A discussion with William Cukierski from Kaggle and Scott Hendrickson from Twitter.
This discussion on data science kicked off with the topic of how the field has changed during the last 12 months. Scott started off by talking about the emergence of data science bootcamps and training programs to take people in other scientific principles and make them into data scientists. He discussed the pros and cons associated with this; pros being that the attention on new training will raise the bar of what it means to be a data scientist, while cons being that the proliferation will make people question what it means to be a data scientist.
Will has noticed a shift in the last 12 months towards deep learning and representation learning. He described these practices as the creation of algorithms that let the computer understand more of the algorithm and develop its own learning without the need for constant human input and refinement. Using the example of a stump on stage, he pointed out that with machine learning a human teaches the computer what the features of the stump are, but in deep learning the computer get thousands of pictures of stumps and finds the commonalities to create the features. He then went on to talk about how deep learning could allow computers to understand the difference between a stump and a table once a picture of a stump with a cup on it was used as an input.

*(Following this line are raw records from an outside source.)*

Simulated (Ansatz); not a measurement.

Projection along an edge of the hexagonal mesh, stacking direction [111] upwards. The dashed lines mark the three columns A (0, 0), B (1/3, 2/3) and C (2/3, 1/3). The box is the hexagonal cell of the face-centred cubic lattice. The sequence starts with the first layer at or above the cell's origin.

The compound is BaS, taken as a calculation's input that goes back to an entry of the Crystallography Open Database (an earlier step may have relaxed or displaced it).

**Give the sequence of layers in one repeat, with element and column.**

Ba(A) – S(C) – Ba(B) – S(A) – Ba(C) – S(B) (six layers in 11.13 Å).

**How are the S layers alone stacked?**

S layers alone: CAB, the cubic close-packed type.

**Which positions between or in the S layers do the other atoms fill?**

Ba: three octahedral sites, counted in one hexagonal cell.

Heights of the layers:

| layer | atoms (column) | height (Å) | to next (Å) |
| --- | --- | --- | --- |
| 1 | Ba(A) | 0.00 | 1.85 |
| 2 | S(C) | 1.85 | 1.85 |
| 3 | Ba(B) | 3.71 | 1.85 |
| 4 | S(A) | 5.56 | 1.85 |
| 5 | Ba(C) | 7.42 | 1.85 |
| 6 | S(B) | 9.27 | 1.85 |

Will gave a real example of deep learning from Kaggle where there was a contest held by Microsoft. The challenge was to correctly identify whether the picture was of a cat or a dog from a set of 15,000 pictures of cats and 15,000 pictures of dogs of varying breeds that Microsoft had picked out. Within 1 week someone had 99% accuracy using a deep -earning library and in time got closer to 100% accuracy.
Scott talked about the balance of human input in the analysis process. He mentioned a project he worked on where they analyzed conversations happening on Disqus around the topic of texting and driving. When they dug into the content, they found conversations originally about texting and driving had shifted to topics such as drunk driving, teens driving, fake IDs, buses, bikes and other topics. With human input he said that natural language processing and learn more about human meaning from text and result in significant improvements in algorithms.
He also talked about the need for scientific literacy to help other people better understand what data science is and what is happening in the analysis. According to Scott, some data scientists like to just show results and let people think that they worked some kind of magic but he would prefer that they show their work and explain how they got the result to foster better understanding of the analysis and the profession.
Will agreed that there needs to be more explanation of what is being done, mentioning that there is a lot of smoke and mirrors around what data science is and what it can be used for. He mentioned that there is still great difficulty in finding the signal from a single Tweet in real-time that could change the world. But because of the way data scientists have gone back and looked at a Tweet that did change the world, people think that it is possible.
Conversations from the panel also covered the topic of the term “Big Data.” Will said that very few people are actually doing big data, mentioning companies like Twitter, Google, and “other web-scale companies.” He went on to say that big data was really more about the model than the amount of data, and defined it by the ability to create a model that got better as more data is inputted. Scott brought up how the term is poorly defined and while some people like to believe it is about the amount of data being consumed, he agreed with Will that it is about the model and added that big really applies to complexity rather than the amount of data.
This lead into a discussion on how to solve problems with data science. Will started by saying that at Kaggle they want to make sure that a person coming to them thinks about the problem they want to solve, whether it is a solvable problem, and whether they have the data to solve it. Only with those items can the challenge be put out to the crowd to try and use data science to solve a problem.
Scott talked about cycle times on projects and how to iterate in data science to get projects accomplished. He said it usually takes around 10-15 cycle times of asking the questions, getting the data, putting it out to a larger group of stakeholders, trying to find the answer, and the iterating on those steps to finish a project.
The session wrapped with a conversation of experimentation and productization. Both speakers agreed that the role of the data scientist within the organization is to answer a business question and to productize their process, even if only for the internal customer. Because of this experimentation happens within an existing business priority as opposed to the data scientist selecting experiments to run at random.